He continues and to add, “And when people ask how we’re doing, I’ll tell them we’re okay, and then we’re, you know, we’re still managing. But the truth is, I’m still a little hurt that they had to come to this point where I thought everything would be okay after so many years of just not having what I would call a family.”

Since then Hernandez and his family are healing from their loss, and looking towards the future. He says, “It’s been a couple months, and we’re living together, and we’re doing fine. We’re managing. Our family is supporting and they’re loving. And my family treats her like if she was one of her own, like a daughter. My dad loves her, my mom supports her. We try to help her anyway we can, and they support me throughout it.”

“And it’s nice to know that, even though I’ve been through a lot growing up without parents, that I can finally have that support as a man and as an adult, especially since I’m about to leave high school and become a real adult,” he said. 

In regards to his next steps in life, Hernandez explains that his goals still remain the same, “After high school, I still plan to join the military, and I plan on taking my girlfriend with me. And I know we’re gonna get through it.” 
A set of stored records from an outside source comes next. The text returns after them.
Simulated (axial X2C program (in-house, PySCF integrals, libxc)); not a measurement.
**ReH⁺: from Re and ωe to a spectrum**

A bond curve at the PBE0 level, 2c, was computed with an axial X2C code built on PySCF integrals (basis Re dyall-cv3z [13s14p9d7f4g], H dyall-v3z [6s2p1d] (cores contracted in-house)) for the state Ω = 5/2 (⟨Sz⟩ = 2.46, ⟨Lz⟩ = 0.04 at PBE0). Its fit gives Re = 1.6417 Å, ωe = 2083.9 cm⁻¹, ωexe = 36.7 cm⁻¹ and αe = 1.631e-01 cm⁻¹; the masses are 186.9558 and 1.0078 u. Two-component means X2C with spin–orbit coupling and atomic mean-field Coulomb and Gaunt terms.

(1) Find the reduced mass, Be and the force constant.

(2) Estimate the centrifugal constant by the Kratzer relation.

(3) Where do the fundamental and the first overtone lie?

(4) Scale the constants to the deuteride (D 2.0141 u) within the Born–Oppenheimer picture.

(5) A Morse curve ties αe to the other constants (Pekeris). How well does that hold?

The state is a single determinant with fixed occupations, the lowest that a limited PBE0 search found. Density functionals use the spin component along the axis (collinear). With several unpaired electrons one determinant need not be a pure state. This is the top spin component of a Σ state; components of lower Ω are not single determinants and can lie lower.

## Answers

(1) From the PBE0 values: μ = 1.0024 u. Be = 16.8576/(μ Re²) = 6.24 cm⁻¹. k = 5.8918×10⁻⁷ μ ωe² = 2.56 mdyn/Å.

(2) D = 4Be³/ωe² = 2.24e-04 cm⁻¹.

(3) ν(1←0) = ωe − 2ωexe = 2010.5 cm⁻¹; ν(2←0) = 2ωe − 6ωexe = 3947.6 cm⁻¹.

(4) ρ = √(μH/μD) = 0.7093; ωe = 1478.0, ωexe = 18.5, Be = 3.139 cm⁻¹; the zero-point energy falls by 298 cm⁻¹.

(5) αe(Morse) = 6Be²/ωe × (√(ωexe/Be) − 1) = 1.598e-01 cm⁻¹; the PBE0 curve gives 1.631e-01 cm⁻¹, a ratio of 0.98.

He adds, “Family means everything to me, and I wouldn’t want it any other way. I have so much love for my girlfriend, and I care so much about her, no matter the little time we’ve had together. We’ve been through a lot, but she’s been there with me through thick and thin. So I believe it will work out for us in the end.”

To the people who might be going through something like he has, Hernandez would tell them just to keep their heads high, because to get to the good, you have to go through the bad. It might be hard at first, but if you have someone there to support you, don’t lose them.